India`s Mutual Fund Investors Are Chasing the Wrong Returns: Vallum Capital
According to Vallum Capital’s Monthly Macro Grid Chartbook report, across asset classes, India's mutual fund industry held firm at Rs 81.58 lakh crore in assets as of May 31, 2026, and equity funds recorded their 63rd consecutive month of net positive inflows — a streak that has survived elections, rate cycles, and now global commodity shocks. SIP contributions hit Rs 30,954 crore for the month, 16% higher than a year ago, with 9.64 crore active accounts.
Cap-Wise: The Highest-Returning Funds Got the Least Money
(all Returns fig are average of their category)
Within domestic equity, May produced one of the clearest disconnects between returns and flows this year. Micro-cap funds were this month's best performers, gaining 5.7%. Small-cap funds returned 3.4%, the second-best showing across all cap categories, and drew Rs 2,229 crore. Mid-cap funds gained 1.6% and collected Rs3,898 crore.

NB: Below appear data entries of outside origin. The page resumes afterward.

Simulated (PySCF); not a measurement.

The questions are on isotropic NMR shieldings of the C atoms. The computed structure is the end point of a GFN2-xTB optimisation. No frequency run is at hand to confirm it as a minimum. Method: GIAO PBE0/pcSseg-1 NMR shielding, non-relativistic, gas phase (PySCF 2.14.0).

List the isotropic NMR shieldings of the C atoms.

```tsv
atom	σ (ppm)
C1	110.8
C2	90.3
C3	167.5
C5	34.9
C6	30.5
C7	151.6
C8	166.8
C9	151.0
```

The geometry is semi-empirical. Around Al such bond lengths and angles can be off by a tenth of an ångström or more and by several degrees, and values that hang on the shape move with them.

Large-cap funds, however, returned just 1.5% the weakest monthly return in the cap-wise pack and pulled in Rs 8,565 crore, nearly four times what small-caps received and more than double mid-caps. Flexi-cap funds, which delivered 2.1%, drew Rs 5,350 crore, while Large & Mid-cap funds collected Rs 2,617 crore at 1.9%.
The pattern is unambiguous: the lower the return, the more flows the category received. This is not investor irrationality it is SIP mathematics. Monthly standing instructions on large-cap and flexi-cap index trackers mechanically route the bulk of retail savings toward the largest, most liquid end of the market, regardless of where monthly performance was generated. The result is that India's biggest fund category by AUM large-cap, at over Rs 10.5 lakh crore continues to accumulate capital even in months where smaller, higher-performing categories are left undersubscribed.
Thematic Funds: Bets in Banking.
(total Thematic funds universe market cap is around 5.99 Lakh Cr)
Sectoral and thematic funds told a more nuanced story in May. BFSI funds led the entire thematic universe, returning 5.5% for the month and attracting Rs 1,013 crore. The behaviour inside banking was even more instructive: PSU Bank funds gained 6.9% and collected Net Inflow of Rs 436 crore; Private Bank funds gained 6.5% and collected Rs 329 crore — together drawing Rs 765 crore. Broad-basket Bank funds returned the same 6.5% as private banks and simultaneously saw Rs 421 crore in redemption. Investors are actively rewarding targeted exposure and penalising category breadth at identical return levels.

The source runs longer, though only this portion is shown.